1. **Linear Combination:** Calculates weighted sum of features
2. **Sigmoid Function:** Converts to probabilities (0 to 1)
3. **Multi-class Extension:** Uses One-vs-Rest or Softmax for 3 classes

### Hyperparameters:

- **C=1.0** - Regularization strength (inverse)
  - Smaller C = stronger regularization = simpler model
  - Larger C = weaker regularization = more complex model
  
- **penalty='l2'** - Ridge regularization
  - Prevents overfitting by penalizing large coefficients
  - L2 shrinks coefficients but doesn't eliminate them
  
- **max_iter=1000** - Maximum iterations for convergence
  - Ensures the optimization algorithm has enough time to converge
  
- **class_weight='balanced'** - Automatic class balancing
  - Adjusts weights inversely proportional to class frequencies
  - Prevents bias toward majority class
  
- **random_state=42** - Reproducibility

### Advantages:
-  Fast training and prediction
-  Interpretable coefficients
-  Works well with scaled features
-  Low risk of overfitting

### Disadvantages:
-  Assumes linear relationships
-  May underfit complex patterns
-  Sensitive to feature scaling

---

In [None]:


# Initialize model
lr_model = LogisticRegression(
    C=1.0,
    penalty='l2',
    max_iter=1000,
    class_weight='balanced',
    random_state=42,
    n_jobs=-1
)

print(f"\n Model Configuration:")
print(f"  • Algorithm: Logistic Regression")
print(f"  • Regularization: L2 (Ridge)")
print(f"  • C parameter: 1.0")
print(f"  • Class weights: Balanced")
print(f"  • Max iterations: 1000")

# Perform cross-validation
print(f"\n Running 5-Fold Cross-Validation...")
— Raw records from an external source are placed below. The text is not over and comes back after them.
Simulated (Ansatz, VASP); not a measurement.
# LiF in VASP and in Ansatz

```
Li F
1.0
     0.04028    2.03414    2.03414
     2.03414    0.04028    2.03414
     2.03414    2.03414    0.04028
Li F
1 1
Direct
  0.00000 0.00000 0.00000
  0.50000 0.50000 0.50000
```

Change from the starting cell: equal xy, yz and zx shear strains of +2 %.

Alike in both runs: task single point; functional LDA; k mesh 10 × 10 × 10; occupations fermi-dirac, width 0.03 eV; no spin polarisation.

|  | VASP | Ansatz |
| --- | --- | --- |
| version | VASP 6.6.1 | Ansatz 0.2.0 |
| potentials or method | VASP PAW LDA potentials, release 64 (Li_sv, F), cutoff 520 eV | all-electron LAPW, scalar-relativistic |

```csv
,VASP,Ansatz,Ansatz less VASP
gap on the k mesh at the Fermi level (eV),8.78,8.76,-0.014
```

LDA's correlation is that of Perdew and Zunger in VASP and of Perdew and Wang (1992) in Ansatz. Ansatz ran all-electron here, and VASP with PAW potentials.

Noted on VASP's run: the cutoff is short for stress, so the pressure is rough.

lr_cv_results = cross_validate(
    lr_model,
    X_train_scaled,
    y_train,
    cv=cv_strategy,
    scoring=scoring_metrics,
    return_train_score=True,
    n_jobs=-1
)

# Calculate mean and std for each metric
print(f"\n Cross-Validation Results:")
print(f"\n{'Metric':<20} {'Mean':>10} {'Std':>10} {'Min':>10} {'Max':>10}")
print("-" * 62)

for metric in ['accuracy', 'precision', 'recall', 'f1']:
    test_scores = lr_cv_results[f'test_{metric}']
    mean_score = test_scores.mean()
    std_score = test_scores.std()
    min_score = test_scores.min()
    max_score = test_scores.max()
    
    print(f"{metric.capitalize():<20} {mean_score:>10.4f} {std_score:>10.4f} {min_score:>10.4f} {max_score:>10.4f}")

# Training time
avg_fit_time = lr_cv_results['fit_time'].mean()
avg_score_time = lr_cv_results['score_time'].mean()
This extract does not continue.